Emily Nilsen on how a longing for the B.C. coast inspired her new collection
Jane van Koeverden | CBC | Posted: April 7, 2017 4:22 PM | Last Updated: July 10, 2017
Otolith, the debut poetry collection from Emily Nilsen, takes readers through the lush B.C. wilderness and peers in on small, intensified moments of human life in nature. In her own words, Nilsen tells us the story of writing her first book.
Nilsen was a finalist for the CBC Poetry Prize in 2015 for her poem "Meanwhile," which is featured in the book.
Nature's call
"I think this book was kind of building for a long time. I feel I had to do a lot of writing to get to what I wanted to write about. I think the core inspiration probably came from living in the interior and longing for the coast. I actually got to spend some dedicated time being on the B.C. coast at the Salmon Coast Field Station in Echo Bay. This was where I spent a bulk of time writing, thinking and collecting sound.
"A lot of ecology research is done at the Salmon Coast Field Station, particularly on the impacts of fish farming in the area. There was acoustic ecologist called Jenni Schine who was spending some time there recording stories. She gave me the inspiration to to focus on sound because there's so much sound in poetry. So as part of my field research, I would go out rowing and take an H4 Zoom recorder and just listen. I wasn't recording the sounds to document or capture them; I just put on the headphones and floated. It was a heightened way to listen to the place, as opposed to just looking at it, which is what I tend to do. Using the audio as a soundscape helped me to try and get deeper into the place."
Anxiety, take the wheel
"Writing this entire manuscript was driven by a slight anxiety for where I see the world being at and where I see it heading. In some way, writing Otolith was a way of ordering things in situations that feel like they might have no order. I think at the time of writing it does [help ease anxiety]. But then after going through the process of creating a book, it kind of starts to rear up again. You've put all of this thought and work into an entity, which feels like it's no longer yours anymore."
Horizonless writing
"Jan Zwicky was the instructor at the Banff Centre for one of the first writing courses that I took there. One thing she talked about was called horizonless writing. That stuck with me because it's definitely the space I have to get into in order to start writing.
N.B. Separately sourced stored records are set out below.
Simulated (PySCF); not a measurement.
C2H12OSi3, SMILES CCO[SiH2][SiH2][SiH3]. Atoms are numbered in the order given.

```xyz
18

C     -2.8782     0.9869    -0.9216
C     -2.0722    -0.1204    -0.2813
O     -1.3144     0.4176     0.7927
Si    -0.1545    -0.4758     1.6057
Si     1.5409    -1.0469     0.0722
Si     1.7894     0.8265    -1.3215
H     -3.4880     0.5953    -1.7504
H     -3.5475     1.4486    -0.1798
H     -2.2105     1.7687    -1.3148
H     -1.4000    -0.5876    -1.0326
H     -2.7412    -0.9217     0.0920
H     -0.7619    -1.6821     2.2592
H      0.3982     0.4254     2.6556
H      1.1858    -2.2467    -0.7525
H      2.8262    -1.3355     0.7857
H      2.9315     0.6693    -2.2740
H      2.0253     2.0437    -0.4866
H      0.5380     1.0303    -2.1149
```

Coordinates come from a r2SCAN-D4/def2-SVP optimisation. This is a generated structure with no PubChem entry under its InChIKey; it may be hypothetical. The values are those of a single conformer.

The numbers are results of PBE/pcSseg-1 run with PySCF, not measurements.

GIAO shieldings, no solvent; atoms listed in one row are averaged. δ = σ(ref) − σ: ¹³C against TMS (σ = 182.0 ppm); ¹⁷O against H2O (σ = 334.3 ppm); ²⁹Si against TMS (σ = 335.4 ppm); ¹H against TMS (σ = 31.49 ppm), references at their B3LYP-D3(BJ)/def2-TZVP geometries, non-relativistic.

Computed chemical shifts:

"In poetry, there's a lot of layers that you have to dive through. I find that the outer layers are often mucky and I need a substantial amount of time in order to get into the core. The writing ends up feeling a little bit flat if I feel like I have time constraints.
"I don't want to misrepresent what Jan meant by horizonless writing, but to me it means being able to write without knowing there's like an absolute end to it. You don't have a deadline, so the arc of your writing isn't leading towards it being complete. It can just kind of spread off into the horizon."
Emily Nilsen's comments have been edited and condensed.